Gripe
GRIPE, verb transitive [Latin rapio.]
1. To seize; to grasp; to catch with the hand, and to clasp closely with the fingers.
2. To hold fast; to hold with the fingers closely pressed.
3. To seize and hold fast in the arms; to embrace closely.
4. To close the fingers; to clutch.
5. To pinch; to press; to compress.
6. To give pain to the bowels, as if by pressure or contraction.
7. To pinch; to straiten; to distress; as griping poverty.
GRIPE, verb intransitive To seize or catch by pinching; to get money by hard bargains or mean exactions; as a griping miser.
1. To feel the colic.
2. To lie too close to the wind, as a ship.

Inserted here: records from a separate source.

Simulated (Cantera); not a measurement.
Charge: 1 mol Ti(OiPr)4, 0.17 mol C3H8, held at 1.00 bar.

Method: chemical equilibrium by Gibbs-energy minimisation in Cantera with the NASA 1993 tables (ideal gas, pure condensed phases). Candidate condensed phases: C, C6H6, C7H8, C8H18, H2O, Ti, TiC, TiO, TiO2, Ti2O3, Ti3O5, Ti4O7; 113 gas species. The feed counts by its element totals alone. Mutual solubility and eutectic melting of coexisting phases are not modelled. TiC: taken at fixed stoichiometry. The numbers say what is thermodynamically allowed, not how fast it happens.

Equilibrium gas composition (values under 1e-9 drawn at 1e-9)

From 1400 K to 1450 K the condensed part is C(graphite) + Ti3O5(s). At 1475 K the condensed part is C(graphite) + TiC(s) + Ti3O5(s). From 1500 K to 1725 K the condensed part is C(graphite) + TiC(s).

GRIPE, noun Grasp; seizure; fast hold with the hand or paw, or with the arms.
1. Squeeze; pressure.
2. Oppression; cruel exactions.
3. Affliction; pinching distress; as the gripe of poverty.
4. In seamen's language, the fore-foot or piece of timber which terminates the keel at the fore-end.
5. Gripes, in the plural, distress of the bowels; colic.
6. Gripes, in seamen's language, an assemblage of ropes, dead-eyes and hooks, fastened to ring-bolts in the deck to secure the boats.